I will be delighted to address any legitimate comment or question.


Policy of the Descriptions and References Appearing on this Website


One of the essential principles in the mature stage of collecting is to set goals and limits. This is the stage where the collector turns from a hoarder to a curator and begins to arrange the collection's focus. With this comes the ability to let go. I visited collections and met many collectors in person during my travels worldwide. For example, I met a renowned collector from Italy who amazed me that after years of collecting European (mainly Italian) early scientific instruments, he decided to focus on timekeeping, sell most of the rest and bring this aspect to state of the art. Elsewhere I have met collectors who uncritically purchased anything, as if out of a binge. So, at a particular stage of collecting, I defined the limits of interest of this collection and quickly gave up items that exceeded this in favor of those that meet this criterion. This collection is limited to 120 items that represent landmarks in the history of the microscope from its introduction to the beginning of the 20th century. 
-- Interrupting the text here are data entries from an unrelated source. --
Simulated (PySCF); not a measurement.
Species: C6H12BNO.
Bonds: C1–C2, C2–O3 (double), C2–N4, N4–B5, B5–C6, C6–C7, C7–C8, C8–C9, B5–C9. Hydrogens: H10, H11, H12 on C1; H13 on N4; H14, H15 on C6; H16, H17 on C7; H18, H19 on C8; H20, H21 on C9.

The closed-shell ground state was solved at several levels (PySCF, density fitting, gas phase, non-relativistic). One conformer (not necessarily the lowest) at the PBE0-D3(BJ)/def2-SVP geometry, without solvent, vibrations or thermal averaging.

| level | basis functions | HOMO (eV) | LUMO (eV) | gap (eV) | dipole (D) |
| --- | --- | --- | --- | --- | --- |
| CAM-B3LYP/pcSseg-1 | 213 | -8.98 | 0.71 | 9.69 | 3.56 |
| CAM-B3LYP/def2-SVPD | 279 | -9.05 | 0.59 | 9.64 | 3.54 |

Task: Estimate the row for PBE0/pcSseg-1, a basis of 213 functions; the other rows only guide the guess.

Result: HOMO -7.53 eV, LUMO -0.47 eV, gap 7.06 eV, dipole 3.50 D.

My training and practice for over four decades as an archaeologist specializing in the scientific applications of the discipline comes in combination with the notion that every artifact has a broad cultural, social, economic and historical context. Just as historians do not practice engineering, engineers should better avoid writing history. The literature that deals with the history of scientific instruments (microscopes included) suffers from over-functionalism and a catalog approach. Conversely, a historiography was developed examining ideas related to microscopes and their users, demonstrating distaste for the actual instruments and their collections. I believe that the microscope should be seen as a three-dimensional embodiment of the social and economic background within which it functioned, and the descriptions here emerge from this approach. Since this is an active topic, the site will also be constantly updated.


Over the years, mainly under the influence of the Anglocentric character of the literature, an unnecessary tradition of attaching human names to prototypes was created. Although there is rarely some justification for naming a type after its inventor (e.g., the Cuff microscope), it is a historical distortion in most cases. Because James Willson did not invent the screw-barrel microscope, Edmund Culpeper was not the first inventor of the double tripod microscope; John Ellis had little to do with the idea of an aquatic microscope; Cary and Gould only minimized for their toy microscope, an existing design. So here, these terms were avoided unless deemed justified.


This website includes only items in this collection and my original photographs of them. These media are copyrighted. Other graphic materials are public domain. Otherwise, a link to a URL was made for cross-references to comparable items in other collections.